Jokyuki (A Chronicle of the Jokyu Disturbance) (承久記)
Jokyuki is a war tale concerning the Jokyu Disturbance which occurred between the Imperial court and bakufu (Japanese feudal government headed by a shogun) and resulted from Emperor Gotoba taking up arms in 1221. It is also called "Jokyu ikusa Monogatari" (The Tale of the Jokyu War) or "Jokyu heiran ki" (The Tale of the Jokyu Disturbance) (there is a book with the same title but different contents). Following Hogen Monogatari (The Tale of the Hogen Disturbance), Heiji Monogatari (The Tale of Heiji), and Heike Monogatari (The Tale of the Heike), it is the last book of 'Shibu no Gassensho' (The Four War Tales) depicting how the Kamakura bakufu drove the dynasty into collapse and the process of establishing a feudal system. The work is not valued highly, and it consistently and mildly criticizes Gotoba in's dream of the restoration of Imperial rule.
Creation and contents
There are many variant manuscripts of Jokyuki, and the year of completion is different among them. Jiko-ji bon, which seems to be the oldest manuscript, is presumed to have been completed in the mid-Kamakura period. Other variant manuscripts are 'Kokatsuji bon' (old movable type imprints) (popular edition line), 'Maedake bon,' 'Jokyu heiran ki,' 'Jokyu ikusa Monogatari,' and so on, which were all written in mixed writing style of Japanese and Chinese. All of them consist of 2 volumes except 'Jokyu ikusa Monogatari' (6 volumes in total). The author is unknown.
A war tale which seems to be 'Jokyuki' first appeared in the entry dated April 21 1374 of 'Record of Minister Kinsada' by Kinsada TOIN, and you can see that 'Hogen Monogatari,' 'Heiji Monogatari' 'Heike Monogatari,' and 'Jokyuki' were called 'Shibu Gassenjo' (four war tales) (or 'Shibu no Gassensho') in the several historical materials like 'Heike kanmonroku.'
Jokyuki is the last book of this 'Shibu Gassenjo.'
Except the Jiko-ji bon, all the books begin with a description of the Retired Emperor Gotoba and ends with the exile of the Retired Emperor Tsuchimikado. The opening lines of Jiko-ji bon are slightly different from other manuscripts in that it has a Buddhist ideology.

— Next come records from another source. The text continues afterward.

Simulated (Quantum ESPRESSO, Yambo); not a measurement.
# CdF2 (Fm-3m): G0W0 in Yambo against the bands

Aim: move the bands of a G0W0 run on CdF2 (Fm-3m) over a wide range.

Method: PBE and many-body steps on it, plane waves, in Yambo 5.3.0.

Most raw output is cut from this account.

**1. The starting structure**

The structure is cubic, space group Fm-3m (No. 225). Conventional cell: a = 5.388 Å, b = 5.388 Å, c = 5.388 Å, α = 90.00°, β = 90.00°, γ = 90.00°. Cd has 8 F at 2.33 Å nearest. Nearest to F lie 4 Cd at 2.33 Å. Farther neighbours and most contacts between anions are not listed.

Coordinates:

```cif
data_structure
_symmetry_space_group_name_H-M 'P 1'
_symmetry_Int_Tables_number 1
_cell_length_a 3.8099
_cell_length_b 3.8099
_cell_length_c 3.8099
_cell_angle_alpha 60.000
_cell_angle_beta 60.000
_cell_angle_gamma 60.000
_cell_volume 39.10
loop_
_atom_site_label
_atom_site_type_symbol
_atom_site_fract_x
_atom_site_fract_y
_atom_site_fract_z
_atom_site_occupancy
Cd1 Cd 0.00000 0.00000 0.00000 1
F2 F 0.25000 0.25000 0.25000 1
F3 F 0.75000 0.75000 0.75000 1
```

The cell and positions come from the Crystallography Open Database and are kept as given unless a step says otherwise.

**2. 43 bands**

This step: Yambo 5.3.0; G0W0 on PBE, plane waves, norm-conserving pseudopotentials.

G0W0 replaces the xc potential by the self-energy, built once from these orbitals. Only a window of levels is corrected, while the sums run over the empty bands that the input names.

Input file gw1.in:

Apart from Jiko-ji bon, Jokyuki has many critical accounts of the Retired Emperor Gotoba, and the Kokatsuji bon even says that 'he turns his back on the administration led by the wise and highly virtuous Emperor, and prefers military arts.'
On the contrary, it describes Yoshitoki HOJO sympathetically.
It is considered to be the oldest manuscript. Because it was completed around the mid-Kamakura period and has been passed down in the Jiko-ji Temple in Yamashiro, it is called Jiko-ji bon. The details of the Jiko-ji bon are philosophically different from the popular edition of Jokyuki, and after the preface based on Buddha's teachings, it tells about disturbances which had taken place since the reign of Emperor Jinmu, and then the Jokyu Disturbance is told. You can see other differences from the popular edition; for example, Gotoba's attitude about the Jokyu Disturbance was described more passively, and there is no account of the battle of Uji in the Jiko-ji bon. The Mito Shokokan owns the original manuscript. The Historiographical Institute of Tokyo University and Keio University also owns it.
Kokatsuji bon (popular edition)
Kokatsuji bon published in 1618 is extant. It covers the Retired Emperor Gotoba's autocracy, the assassination of the third Shogun Sanetomo, causes and details of the battle, and the Retired Emperor Tsuchimikado's exile to Awa. The Cabinet Library and the Tenri Library owns it. A part of the book seems to have been quoted from Rokudai Shojiki (war tales concerning six Emperors), and it contains a criticism of the Retired Emperor Gotoba, citing some Chinese classic books. There is a view that the popular edition came into existence based on the Jiko-ji bon Jokyuki, adding a philosophy of the Rokudai Shojiki to it.
Jokyu heiran ki
It is collected in "Zoku Gunsho Ruiju" (New Classified Documents) (battles' part). 2 volumes in total. Most of the pages were written in kana (the Japanese syllabaries).
It contains slightly different scenes from the popular edition of Jokyuki, and some people pointed out that it was supplemented by a history book, 'Azuma Kagami.'
It seems to have been completed from the late Kamakura period to the Southern and Northern Courts period.
Jokyu ikusa Monogatari
It was completed in the mid-Edo period. Adding the records of 'Azuma Kagami' to the Kokatsuji bon in the popular edition line, this illustrated story was made. The author is unknown.